Moriarty has started 12 of Wales' last 13 Tests, including every game in this season's RBS 6 Nations Championship, and he is certain to relish the competition for Lions back-row places with players like Irish trio CJ Stander, Peter O'Mahony and Sean O'Brien.
Now that the Lions' 41-man squad for New Zealand has been selected, various numbers of them will assemble during set periods next month before departure to Auckland on May 29.
Warburton admits the packed tour schedule will not offer a lot of squad bonding or social time, but he does not see it as a problem.
"Looking at the fixture schedule, I don't think there is going to be time for any team bonding exercises, it's just spending time together," he added.
"There will be an entertainments committee put together, they will put on fun things for the boys to do off the field, to get together and get to know each other away from the field.
"They are pretty trivial things that you do with all the squads you are involved in, but you have got to get the 'off the field' right.
"I always think with teams I've been involved in that a happy camp, more often than not, is going to be a successful camp. If you are happy when you turn up for training every Monday, if you keep morale up, you are more likely to get more out of the boys on the field.
"I just think the best things that bond players is going through games together - the pressure of a match day, the preparation and working hard for each other on the field in the warm-up games.

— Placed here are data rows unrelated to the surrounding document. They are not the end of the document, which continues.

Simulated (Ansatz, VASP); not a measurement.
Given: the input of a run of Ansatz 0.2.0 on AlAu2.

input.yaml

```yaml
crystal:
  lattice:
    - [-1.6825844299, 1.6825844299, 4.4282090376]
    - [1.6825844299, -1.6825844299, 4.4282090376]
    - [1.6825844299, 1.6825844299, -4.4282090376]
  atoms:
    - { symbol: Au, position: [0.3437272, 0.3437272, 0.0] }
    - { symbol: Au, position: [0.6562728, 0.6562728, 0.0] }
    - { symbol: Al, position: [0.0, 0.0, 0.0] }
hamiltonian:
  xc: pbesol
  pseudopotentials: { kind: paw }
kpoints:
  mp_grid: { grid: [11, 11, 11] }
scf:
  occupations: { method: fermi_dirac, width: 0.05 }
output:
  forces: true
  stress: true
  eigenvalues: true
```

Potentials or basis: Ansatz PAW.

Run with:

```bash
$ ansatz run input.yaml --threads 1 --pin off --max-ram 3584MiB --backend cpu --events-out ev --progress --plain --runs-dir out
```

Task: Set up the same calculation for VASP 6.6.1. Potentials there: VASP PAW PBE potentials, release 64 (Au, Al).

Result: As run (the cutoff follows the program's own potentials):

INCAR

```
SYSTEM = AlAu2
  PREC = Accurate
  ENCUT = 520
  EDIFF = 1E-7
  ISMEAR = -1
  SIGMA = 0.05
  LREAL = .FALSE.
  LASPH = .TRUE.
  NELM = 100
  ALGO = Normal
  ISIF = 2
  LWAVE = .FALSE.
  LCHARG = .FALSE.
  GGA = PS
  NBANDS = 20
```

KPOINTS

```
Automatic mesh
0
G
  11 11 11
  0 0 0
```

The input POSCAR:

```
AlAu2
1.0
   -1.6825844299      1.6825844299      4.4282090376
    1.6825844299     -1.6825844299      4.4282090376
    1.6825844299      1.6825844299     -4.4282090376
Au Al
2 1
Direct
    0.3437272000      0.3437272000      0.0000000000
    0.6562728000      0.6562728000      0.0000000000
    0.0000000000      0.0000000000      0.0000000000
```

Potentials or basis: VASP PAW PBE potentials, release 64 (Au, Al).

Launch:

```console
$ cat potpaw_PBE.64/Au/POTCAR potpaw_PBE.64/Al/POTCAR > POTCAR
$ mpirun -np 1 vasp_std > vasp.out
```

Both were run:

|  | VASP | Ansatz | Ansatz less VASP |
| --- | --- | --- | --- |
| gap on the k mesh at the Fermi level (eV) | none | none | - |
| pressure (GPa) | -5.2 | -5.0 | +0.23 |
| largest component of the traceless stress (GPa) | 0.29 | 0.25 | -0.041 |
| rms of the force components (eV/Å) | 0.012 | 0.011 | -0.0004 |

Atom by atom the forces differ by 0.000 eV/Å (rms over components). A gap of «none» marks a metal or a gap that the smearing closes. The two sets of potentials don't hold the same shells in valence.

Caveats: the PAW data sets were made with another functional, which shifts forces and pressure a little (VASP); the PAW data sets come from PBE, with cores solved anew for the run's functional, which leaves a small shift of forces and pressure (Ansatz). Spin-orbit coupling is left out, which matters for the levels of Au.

"If there is a back-row player I have never played with before, after I have played 80 minutes with him and I have absolutely finished my body and you're playing next to each other and you are battered and bruised, when you go through that together, you have a lot more respect for each other then once you can see the work you put in for each other.
"That is what bonds a team the most. You go through all those emotions together, and it brings you tighter."